I've long been a believer that CPI in Australia, as measured by the ABS, has lagged actual cost of living increases by a percentage point or two. My belief was founded in the long-standing fight that recipients of the military pension I receive about it 'only' being indexed to CPI and should be indexed to wage growth instead.
While victory was achieved in changing this after the last federal election, with the change of the aged pension back to CPI indexation (from wage growth) and pretty much every other government pension being indexed to CPI, I believe the writing is on the wall for my pension to go back to being indexed the way it was.
I was all ready to get indignant about this, then I thought I'd go out and see what facts there were about CPI versus actual cost of living increases and came across the following paper from the RBA produced in Mar 2014:
http://www.rba.gov.au/publications/bulletin/2014/mar/pdf/bu-0314-4.pdfIn short, the paper says that CPI over the last 10 years has actually tracked cost of living pretty well across various demographic groups and, if anything, overstates it slightly due to the effects of substitution bias and incomplete quality adjustments. As a result, wage growth has actually outstripped cost of living inflation by around 25% in real terms, strongly indicating that lifestyle inflation is really what's at play. Of course, many of us, myself included up until now, don't see it that way because of a few key psychological biases we all tend to have (eg. tendency to only notice price increases, particularly large periodic ones, of items we purchase frequently rather than decreases), but the facts are the facts!

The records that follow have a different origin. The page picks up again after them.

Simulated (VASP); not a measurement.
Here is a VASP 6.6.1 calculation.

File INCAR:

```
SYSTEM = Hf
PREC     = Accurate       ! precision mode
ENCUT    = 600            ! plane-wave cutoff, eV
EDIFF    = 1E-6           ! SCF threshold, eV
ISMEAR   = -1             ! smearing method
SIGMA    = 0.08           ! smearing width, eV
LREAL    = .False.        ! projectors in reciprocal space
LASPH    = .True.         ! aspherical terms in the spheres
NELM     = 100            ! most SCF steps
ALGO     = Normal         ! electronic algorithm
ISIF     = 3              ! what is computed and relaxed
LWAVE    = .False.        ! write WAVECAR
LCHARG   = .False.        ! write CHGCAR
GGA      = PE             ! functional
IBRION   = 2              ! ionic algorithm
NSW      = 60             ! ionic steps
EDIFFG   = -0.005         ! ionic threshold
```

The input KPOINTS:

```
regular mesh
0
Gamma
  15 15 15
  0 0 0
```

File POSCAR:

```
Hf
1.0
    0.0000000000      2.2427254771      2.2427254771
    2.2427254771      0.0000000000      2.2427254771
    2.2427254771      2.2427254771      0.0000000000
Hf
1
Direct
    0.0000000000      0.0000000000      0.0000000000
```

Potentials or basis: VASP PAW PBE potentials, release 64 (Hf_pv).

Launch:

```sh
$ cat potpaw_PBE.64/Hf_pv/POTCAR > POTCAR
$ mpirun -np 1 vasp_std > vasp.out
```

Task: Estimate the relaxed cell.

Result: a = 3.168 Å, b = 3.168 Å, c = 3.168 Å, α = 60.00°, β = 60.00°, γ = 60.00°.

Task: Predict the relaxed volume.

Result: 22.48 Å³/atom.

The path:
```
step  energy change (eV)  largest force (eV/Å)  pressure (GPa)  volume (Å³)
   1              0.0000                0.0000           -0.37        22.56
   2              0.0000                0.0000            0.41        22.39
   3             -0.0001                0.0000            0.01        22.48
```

Anyway, I think it is a well written paper based on seemingly reputable sources and facts and has certainly made me think that a life of CPI indexation for those fortunate enough to have a government pension will be no big issue to any of us lifestyle inflation resistant Aussie mustachians around here. Even for those without a pension, basing your SWR on CPI rather than wage growth is likely to give you a percent or so more headroom in your calculations, so a win there too.
What do other Aussies think of it? Beyond the psychological biases covered, does anyone have any solid evidence to the contrary of what is presented in this paper?